YES

We show the termination of the TRS R:

  and(not(not(x)),y,not(z)) -> and(y,band(x,z),x)

-- SCC decomposition.

Consider the dependency pair problem (P, R), where P consists of

p1: and#(not(not(x)),y,not(z)) -> and#(y,band(x,z),x)

and R consists of:

r1: and(not(not(x)),y,not(z)) -> and(y,band(x,z),x)

The estimated dependency graph contains the following SCCs:

  {p1}


-- Reduction pair.

Consider the dependency pair problem (P, R), where P consists of

p1: and#(not(not(x)),y,not(z)) -> and#(y,band(x,z),x)

and R consists of:

r1: and(not(not(x)),y,not(z)) -> and(y,band(x,z),x)

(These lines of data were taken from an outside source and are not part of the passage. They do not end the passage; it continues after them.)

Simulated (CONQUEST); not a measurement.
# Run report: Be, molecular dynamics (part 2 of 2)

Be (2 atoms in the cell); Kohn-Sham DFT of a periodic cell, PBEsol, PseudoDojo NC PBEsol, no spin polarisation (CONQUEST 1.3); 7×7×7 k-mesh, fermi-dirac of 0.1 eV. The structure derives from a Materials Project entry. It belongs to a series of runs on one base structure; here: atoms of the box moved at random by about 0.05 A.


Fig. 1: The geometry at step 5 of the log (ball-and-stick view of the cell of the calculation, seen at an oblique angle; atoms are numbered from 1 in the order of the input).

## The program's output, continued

The set of usable rules consists of

  (no rules)

Take the reduction pair:

  matrix interpretations:
  
    carrier: N^2
    order: lexicographic order
    interpretations:
      and#_A(x1,x2,x3) = x1 + ((1,0),(1,1)) x2 + ((1,0),(1,1)) x3
      not_A(x1) = ((1,0),(1,1)) x1 + (1,1)
      band_A(x1,x2) = ((0,0),(1,0)) x1 + ((1,0),(1,1)) x2 + (1,5)

The next rules are strictly ordered:

  p1

We remove them from the problem.  Then no dependency pair remains.